‘Who remembers proper binmen?’ The nostalgia memes that help explain Britain today

9 comments
  1. Me. I used to be one and some of those bins were fucking heavy especially in winter when they were full of ash. They got it easy these days just push a wheelie bin to the back of a dustcart and push a button

  2. I know it’s a “Long Read” but I didn’t realise that meant writing in circles, no editing, and repeating yourself. I haven’t sat down and read much from the Guardian in a few years, is this what it is like nowadays? Is this article particularly bad? Was it always like this and I didn’t notice?
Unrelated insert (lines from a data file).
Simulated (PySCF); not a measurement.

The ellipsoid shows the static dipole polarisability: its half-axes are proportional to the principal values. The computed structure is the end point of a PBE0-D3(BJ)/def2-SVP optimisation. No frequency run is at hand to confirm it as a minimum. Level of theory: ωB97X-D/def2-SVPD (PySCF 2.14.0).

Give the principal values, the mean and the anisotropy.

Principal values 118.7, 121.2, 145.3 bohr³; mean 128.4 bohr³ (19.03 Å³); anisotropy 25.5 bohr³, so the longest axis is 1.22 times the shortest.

  3. Can we be nostalgic about journalism? Imagine telling a journo in the 70s that kids these days will go to school for years to get a journalism degree only to use it to write alarmist articles about silly little images random old people post

  4. So what is a ‘proper’ binman supposed to be? I imagine the job is just as hard as it ever was, modern technology probably just means that you’re expected to collect more and are just as tired at the end of the day.

  5. Who remembers proper rain?? (but seriously watching the bins being collected was –and still is– the highlight of my week!)

  6. “Who remembers the Four Yorkshiremen sketch” for fucks sake even nostalgia isn’t what it was. Writer of the article needs to get out less and spend more time online if they think

    >a picture of three butter knives can attract 1,300 comments

    is in any way unusual or noteworthy. I pretty sure Ug the caveman thought it was going wrong with that new fangled fire, “back in my day……”

  7. An interesting enough article, although I moved on to skim reading by the last 1000 words.

    Glad to see the 4 Yorkshiremen brought up, perhaps Monty Python’s most eternal sketch.

    Was disappointed by the authors dismissiveness towards these two boomer concerns however

    >*The late Lord Stoddart was commended after his death as a “proper Labour man” by Peter Hitchens on account of being a miner’s son, getting into politics through “grammar school and hard work”*

    It would be very nice to have some actual working class politicians again, rather than the factory made, Oxbridge, PPE crowd of professional politicos we’ve had for the last 20-30 years. Pining for the days of MPs who took a more bootstrap pulling route to Westminster seems pretty legit to me.

    >*As the cost of living crisis hits, everyone is looking for ways to cut back, taking a Thermos of coffee to work, eating leftovers for lunch and sewing on lost buttons*

    No one should want anyone to suffer or live in a more uncomfortable fashion, but making coffee at home, eating leftovers and mending clothes are all great practices.

    Who wants more Starbucks choking the highstreet? Or more food waste? Or the unabated march of fast fashion?

    These ideas are helpful for the environment, stopping food waste and damning to the nasty consumerism which is damaging both society and the planet. Takeaway coffee is a pointless luxury, contributing to masses of plastic pollution. Eating leftovers is a necessity. One would hope that all clothes repairable within reason, should be fixed up.

    Shameful to see the Grauniad frame this as boomerism, or “binmenism”.

  8. TBF I’d rather people be nostalgic about some of the nails shit people did to make do and muddle through it, than how so many of my late-20s & early-30s have become nostalgic for pop punk and boy bands.